Well, yesterday, a federal judge here in Washington, D.C., ruled that the NSA's program to collect the phone records of virtually every American likely crosses that line.
NPR justice correspondent Carrie Johnson begins our coverage.
CARRIE JOHNSON, BYLINE: Outspoken Judge Richard Leon, an appointee of President George W. Bush, has never been one to hold his tongue. And in his 68-page opinion, he likened the NSA mass collection program to the works of George Orwell, said it violated the Fourth Amendment ban on unreasonable searches, and he rubbed salt in the wound by declaring there's no evidence to suggest the program actually works to prevent terrorist attacks.
Conservative lawyer Larry Klayman, the plaintiff in the case, cheered the rebuke of government surveillance.
LARRY KLAYMAN: It was so outrageous. This is the worst violation of Americans' constitutional rights, I think, in our history.
JOHNSON: Klayman, the chairman of the group Freedom Watch, asked the court to stop the NSA program from keeping tabs on his Verizon cellphone. And the judge complied, but he put that order on hold to give the Justice Department time to appeal. Klayman says Judge Leon's courageous.
KLAYMAN: He stuck his neck out. He went up against the establishment. And the ramifications for the country, hopefully, are positive because we've been headed in a very severe downward spiral.
JASON WEINSTEIN: Well, I thought with due respect to Judge Leon that the opinion was completely wrong.
JOHNSON: Former prosecutor Jason Weinstein, now a lawyer in private practice in Washington, says the new ruling ignores a long history of decisions by a foreign intelligence court that approved the program.
WEINSTEIN: In fact, it's in conflict with opinions of, I think, 15 different judges on the FISA court who have held on over 30 occasions that the program is legal and constitutional. And I think that they're right.
JOHNSON: So that's the legal question. Weinstein says whether the U.S. should be gathering all that data is a separate question for lawmakers, not the courts. Members of Congress from both political parties have proposed an overhaul to the phone collection, suggesting for instance, that phone companies hold onto the data, not the government. That change would presumably avoid the constitutional problems the judge identified.
Alex Abdo, a staff attorney at the ACLU, says it's important that the legal underpinnings for the program get a public airing in a public court.
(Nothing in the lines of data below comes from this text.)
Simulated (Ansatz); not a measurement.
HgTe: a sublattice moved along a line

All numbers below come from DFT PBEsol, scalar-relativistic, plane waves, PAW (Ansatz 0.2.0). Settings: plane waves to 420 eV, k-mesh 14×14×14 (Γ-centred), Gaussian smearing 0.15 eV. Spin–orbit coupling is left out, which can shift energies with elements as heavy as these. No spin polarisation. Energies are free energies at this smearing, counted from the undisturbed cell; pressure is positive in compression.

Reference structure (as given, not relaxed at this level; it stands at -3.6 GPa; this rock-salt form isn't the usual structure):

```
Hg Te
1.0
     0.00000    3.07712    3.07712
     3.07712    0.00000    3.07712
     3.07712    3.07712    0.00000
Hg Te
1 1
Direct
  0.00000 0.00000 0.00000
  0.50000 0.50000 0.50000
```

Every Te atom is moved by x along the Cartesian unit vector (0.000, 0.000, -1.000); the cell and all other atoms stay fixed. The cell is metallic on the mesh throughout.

ALEX ABDO: It absolutely is a symbolic victory and even more than that, it's a vindication of, I think, the strength of our democracy and the decisions of those who've been trying to warn us about these programs for years. When exposed to the light of day, not everything the government says in secret will withstand scrutiny.
JOHNSON: The Justice Department says it's reviewing the court decision and that it continues to believe the data collection is legal, in part because a 1979 Supreme Court case held that people have no reasonable expectation of privacy when it comes to phone records held by third parties like telecom companies.
Judge Leon says that ruling no longer applies because so many things have changed in the past generation, including people's use of cellphones and the ability of the government to gather information so cheaply and easily. The U.S. Supreme Court is likely to be the ultimate arbiter.